George Toderici, one signature away from graduation, is going to be a senior software engineer in Google. We worked closely together this whole semester and he taught, helped and also pwnd me a lot. Meanwhile I found quite interesting his (weird) sense of humor and sarcasm from time to time.
To be honest I have never learned coding systematically. Prior to becoming the instructional assistant for an introductory C++ class, my C++ skills were mostly self-taught and thus rudimentary. For instance, I didn’t know how header files and pointers work. Surprisingly I managed to survive from such experience of having to know the course materials before the students had corresponding classes.
GT, on the other hand, began to program in his early childhood. By fourth grade, he was already programming in C. There is a huge gap here. I am admitting this and trying my best to be as good as him in some aspects, maybe some years later when I will be graduating.

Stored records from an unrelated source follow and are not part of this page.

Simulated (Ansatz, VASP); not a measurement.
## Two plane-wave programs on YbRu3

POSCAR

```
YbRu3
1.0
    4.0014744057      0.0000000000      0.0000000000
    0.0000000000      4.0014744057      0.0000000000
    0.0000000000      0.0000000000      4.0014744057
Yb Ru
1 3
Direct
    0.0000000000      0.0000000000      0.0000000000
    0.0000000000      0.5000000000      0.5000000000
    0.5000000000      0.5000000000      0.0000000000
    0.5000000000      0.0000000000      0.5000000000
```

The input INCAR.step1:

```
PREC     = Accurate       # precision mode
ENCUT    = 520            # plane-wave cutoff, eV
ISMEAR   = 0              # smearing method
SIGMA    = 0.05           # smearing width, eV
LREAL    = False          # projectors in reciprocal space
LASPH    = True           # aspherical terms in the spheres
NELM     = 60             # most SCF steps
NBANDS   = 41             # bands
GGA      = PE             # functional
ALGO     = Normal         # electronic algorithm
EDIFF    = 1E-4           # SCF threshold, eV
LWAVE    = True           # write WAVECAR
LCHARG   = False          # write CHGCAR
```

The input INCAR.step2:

Last week I was trying to modify the acquisition program I rewrote in C++ from his C# version. Inevitably I ran into problems and asked him for help. Having observed my code for a few times, he compared my code to a big ball of mud and suggested a rewrite (not even refactor) after the data acquisition event. Although I am still not sure if he is a truly organized programmer or a great code hacker, of all those inappropriate programming practices that he pointed out I find the lack of error checking most critical.
He later asked me to take a look at a guide he wrote some time ago aiming to help people produce code that their colleague will appreciate. Apparently he was so pissed off that this 21-slide presentation contains nothing but irony after I extracted its kernel ideas, which are the following:
- Write code in English
- Do not handle file I/O’s with absolute (hard coded) paths
- Always perform error checking with informative messages
- Use STL
- Do not use MFC (because there are simpler alternatives)
All right, I think I should just pick up this irony and say, “See? How good I am at summarizing stuff!”